MichaelAquilina / Reddit-Recommender-Bot

Indentifying Interesting Documents for Reddit using Recommender Techniques
7 stars 0 forks source link

One class Learning (OneClassSVM / SVDD) #41

Closed MichaelAquilina closed 10 years ago

MichaelAquilina commented 10 years ago

Investigate the use of one-class learning techniques to solve data issue of not being able to properly represent "negative" examples.

MichaelAquilina commented 10 years ago

Scikit learn already supports one class classification with Support Vector Machines with the OneClassSVM class. This will be very useful for the task at hand and should be evaluated with some simple techniques.

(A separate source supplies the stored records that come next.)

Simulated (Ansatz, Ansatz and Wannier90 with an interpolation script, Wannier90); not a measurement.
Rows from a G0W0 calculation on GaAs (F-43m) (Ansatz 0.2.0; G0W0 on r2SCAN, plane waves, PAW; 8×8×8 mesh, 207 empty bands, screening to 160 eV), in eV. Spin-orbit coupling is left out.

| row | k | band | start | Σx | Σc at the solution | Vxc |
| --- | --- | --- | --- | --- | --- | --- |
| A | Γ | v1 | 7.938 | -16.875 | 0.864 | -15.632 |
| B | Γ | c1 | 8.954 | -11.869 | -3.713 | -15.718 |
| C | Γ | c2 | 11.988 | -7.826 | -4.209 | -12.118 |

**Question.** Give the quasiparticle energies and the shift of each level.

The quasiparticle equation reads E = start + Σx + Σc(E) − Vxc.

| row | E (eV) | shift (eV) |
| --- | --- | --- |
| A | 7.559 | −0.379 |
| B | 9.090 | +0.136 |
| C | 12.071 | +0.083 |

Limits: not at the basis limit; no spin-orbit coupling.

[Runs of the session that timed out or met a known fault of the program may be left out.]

MichaelAquilina commented 10 years ago

Till now one class learning is proving to be very unaccurate but this could be due to the fact that the parameters being chosen are not ideal. In addition to this, it is possible that a larger amount of data would be required to provide better accuracy.

MichaelAquilina commented 10 years ago

Resouces:

MichaelAquilina commented 10 years ago

OneClassSVM is based on Sckolkopfs hyperplane solution. This is probably not ideal and why you are not getting very good results. Tax and Duin's extension improves this notation by trying to enclose all training data within a hypersphere. This technique is called "Support Vector Data Description" (SVDD). Unfortunately, this is not implemented in the sklearn package.

MichaelAquilina commented 10 years ago

Todo list for implementaiton of SVDD in python:

This is if you decide to implement SVDD as an alternative to OneClassSVM

MichaelAquilina commented 10 years ago

Accuracy problem with OneClassSVM (and potentially SVDD) is probably due to the fact that we are working with extremely high dimensional data. See this stackoverflow post for a discussion on why.

MichaelAquilina commented 10 years ago

subreddit=python

OneClassSVM(nu=0.001, kernel='linear') ~88% accuracy OneClassSVM(nu=0.01, kernel='linear') ~86% accuracy OneClassSVM(nu=0.05, kernel='linear') ~83% accuracy OneClassSVM(nu=0.1, kernel='linear') ~80% accuracy OneClassSVM(nu=0.4, kernel='linear') ~60% accuracy OneClassSVM(nu=0.9, kernel='linear') ~0.9% accuracy

Please note that the results above are only evaluating on positive datasets. Later tests have shown that setting nu to such a low value results in very very bad performance results on classifying negative data

In general, smaller nu leads to greater accuracy for positive examples but this is extremely biased evaluation because we are not considering any negative data.

MichaelAquilina commented 10 years ago

Interesting to note that aggressive pruning seems to improve ML performance for one class classification.

This suggests that the dimensional of the document representation should be kept to a minimum. Additional techniques such as ignoring numbers and conflating domains could possibly help performance.

Once again, this observation is slightly biased because no negative data is being considered for the evaluation of accuracy at this stage.

MichaelAquilina commented 10 years ago

Initial tests show that low nu shows very very bad performance (<1%) for negative examples during evaluation.

MichaelAquilina commented 10 years ago

Another alternative to consider is PU Learning which allows the adaption of supervised learning techniques to work with "one class" data sets.

MichaelAquilina commented 10 years ago

One Class Clustering Idea

Is it possible to somehow solve this problem through some form of clustering? The notion of distance can be used to determine how "alike" two document vectors are. The training data can be used to generate an examplar instance as a combination of all the data points. The maximum (or mean) distance from each training instance to the examplar can be used to describe a hypersphere around the cluster. New instances can then be classified as outliers or inliers based on whether their distance to the examplar value is smaller or larger than the radius generated during training.

MichaelAquilina commented 10 years ago

You should also try giving some importance to PEBL (Positive Example Based Learning) which is very similiar to the problem you are trying to tackle and looks very promising.

MichaelAquilina commented 10 years ago

From what I can tell, TILL NOW generating negative data from the alternative subreddits seems to be performing - ok. Need to perform further tests to validate this but it is a promising approach. Hopefully the use of NLP techniques (wikipedia / wordnet) will improve ML performance.